"Today, my administration is launching new action against China -- this one against illegal subsidies that encourage companies to ship auto parts manufacturing jobs overseas," Obama said at a campaign stop in Cincinnati, Ohio. "Those subsidies directly harm working men and women on the assembly line in Ohio and Michigan and across the Midwest. It's not right; it's against the rules; and we will not let it stand."
The rollout of the policy -- in the industrial heartland where manufacturing workers blame China for rigging the game against them -- was unmistakably political. Romney, who has run ads in the Midwest pounding Obama on the issue, said the move was "too little, too late." Conservatives give Romney credit for Obama's move, although the Republican nominee's campaign declined to say whether the the move is a step in the right direction or what his approach would be.

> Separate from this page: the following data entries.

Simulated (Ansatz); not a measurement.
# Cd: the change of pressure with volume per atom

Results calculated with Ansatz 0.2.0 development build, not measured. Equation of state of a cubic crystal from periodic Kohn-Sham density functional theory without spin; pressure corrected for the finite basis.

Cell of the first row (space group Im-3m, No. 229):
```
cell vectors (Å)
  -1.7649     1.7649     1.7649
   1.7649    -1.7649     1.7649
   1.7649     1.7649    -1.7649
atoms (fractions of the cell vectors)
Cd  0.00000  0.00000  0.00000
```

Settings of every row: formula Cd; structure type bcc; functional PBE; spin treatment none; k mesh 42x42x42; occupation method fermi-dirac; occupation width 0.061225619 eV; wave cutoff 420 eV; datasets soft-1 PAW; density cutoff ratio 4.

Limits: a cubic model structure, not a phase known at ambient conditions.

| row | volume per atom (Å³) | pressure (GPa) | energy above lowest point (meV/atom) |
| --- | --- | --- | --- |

"President Obama has spent 43 months failing to confront China's unfair trade practices," Romney said in a statement. "Campaign-season trade cases may sound good on the stump, but it is too little, too late for American businesses and middle-class families. President Obama's credibility on this issue has long since vanished. I will not wait until the last months of my presidency to stand up to China, or do so only when votes are at stake. From Day One, I will pursue a comprehensive strategy to confront China's unfair trade practices and ensure a level playing field where our businesses can compete and win."
Romney's own opaque platform on China's trade policies make it difficult to know what he would do differently as president.
"I basically view what the president is talking about -- and for that matter Romney's talking about -- as consistent with fair trade," said Jared Bernstein, an economist at the liberal-leaning Center on Budget and Policy Priorities who used to work in the Obama White House. "But I don't know what [Romney's] position is on Chinese subsidies [for auto exports]."
So what does Obama's latest move hold in store for U.S. auto workers?
Very little, if anything, in the near term. But experts say the president's action is the latest in a series of rebukes of China's dodgy trade practices that could have a cumulative impact in helping level the playing field over time.
"There is a pattern here if you look over the past 18 months," said Edward Alden, a trade expert at the Council on Foreign Relations. "There has been a real acceleration of real administrative trade action aimed at China. So I think we are seeing here a pretty determined effort -- probably accelerated by the political scene -- to try to challenge China. ... This is one practice that is clearly prohibited by the WTO."
The episode also reflects the utility of incumbency to fend off political attacks.
"I think it's a mixture of both [politics and policy]," said Alden. "The fact that it was announced when it was and where it was suggests there's an obvious political motivation. But there are real substantive issues here."